If an employee is being bullied at work, it is likely they wish their tormentors would just leave them alone. However, under Australian legislation, being ignored by your colleagues can actually be considered bullying and could be more damaging than more overt forms of bullying or harassment, according to recent research.
Bullying can take several different forms – psychological, physical or even indirect, like exclusion. This form of bullying can sometimes be subtle, which means it’s not always easy to spot and can be harder to define or quantify.
It can even come from managers and leaders, the people who should actively seek to manage such behaviours. Acts like omitting individuals from team meetings or events, excluding them from work related social activities, or even group discussions. Once a pattern forms, the impact on the employee and the broader team can be significant and can have a serious effect on your company culture, absenteeism and productivity.
Commonly it plays out in simple but insidious ways.
“When you walk up to the water cooler, people go silent; you sit alone in the lunchroom; you feel like people are giving you the silent treatment,” says Professor Sandra Robinson, whose research for the University of British Columbia’s Sauder School of Business looked at the impacts for organisations of ostracism.
“The variety is endless, but the sense is that you’re not receiving back what you normally would expect in a given situation.”
Research more recently by Ernst & Young showed those who feel like they belong are “3.5 times more likely to contribute to their full, innovative potential.”
Therefore bullying by exclusion can not only take an emotional toll, but it also affects job performance. These repercussions often lead to missed opportunities for bonuses, promotions, and career advancement.
There are a number of proactive steps that can be taken.
1. Ensure that appropriate policies are in place and that they are explicit on all forms of bullying.
2. Regularly communicate those policies and your behavioural expectations to your workforce.
3. Provide bullying and harassment training to all staff, including senior management.
4. Provide a safe space and method to report bullying (observed or experienced).

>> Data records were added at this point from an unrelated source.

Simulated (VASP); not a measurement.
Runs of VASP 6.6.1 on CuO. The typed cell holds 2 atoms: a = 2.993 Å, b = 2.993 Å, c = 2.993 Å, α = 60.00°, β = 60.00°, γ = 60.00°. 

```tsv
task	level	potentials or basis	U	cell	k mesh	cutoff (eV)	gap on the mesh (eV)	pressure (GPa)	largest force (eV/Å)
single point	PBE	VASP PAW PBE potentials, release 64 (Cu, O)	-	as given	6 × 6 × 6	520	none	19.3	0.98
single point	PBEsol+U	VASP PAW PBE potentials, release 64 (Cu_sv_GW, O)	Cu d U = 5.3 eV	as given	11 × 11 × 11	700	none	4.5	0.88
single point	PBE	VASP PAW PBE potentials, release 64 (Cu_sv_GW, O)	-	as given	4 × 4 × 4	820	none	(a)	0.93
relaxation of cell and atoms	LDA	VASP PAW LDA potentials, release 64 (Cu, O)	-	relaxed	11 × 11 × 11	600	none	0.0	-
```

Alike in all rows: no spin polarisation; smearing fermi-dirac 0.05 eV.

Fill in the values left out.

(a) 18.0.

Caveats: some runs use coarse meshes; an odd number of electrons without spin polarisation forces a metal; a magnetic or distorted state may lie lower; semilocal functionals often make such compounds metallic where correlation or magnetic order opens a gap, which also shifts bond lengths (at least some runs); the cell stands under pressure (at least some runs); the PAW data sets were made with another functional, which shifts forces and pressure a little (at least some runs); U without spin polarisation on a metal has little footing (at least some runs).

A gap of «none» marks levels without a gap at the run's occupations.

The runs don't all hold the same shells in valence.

5. Have appropriate procedures in place to address bullying when identified.
6. Ensure that leaders within the organisation (formal ones and informal ones) model the appropriate behaviours.
The one thing you should not do as an organisation, in the face of bullying and harassment of any kind, is nothing. Hoping the problem will resolve itself or go away is likely to actually cost your business in more ways than one. Employers can also access help from the Fair Work Ombudsman website.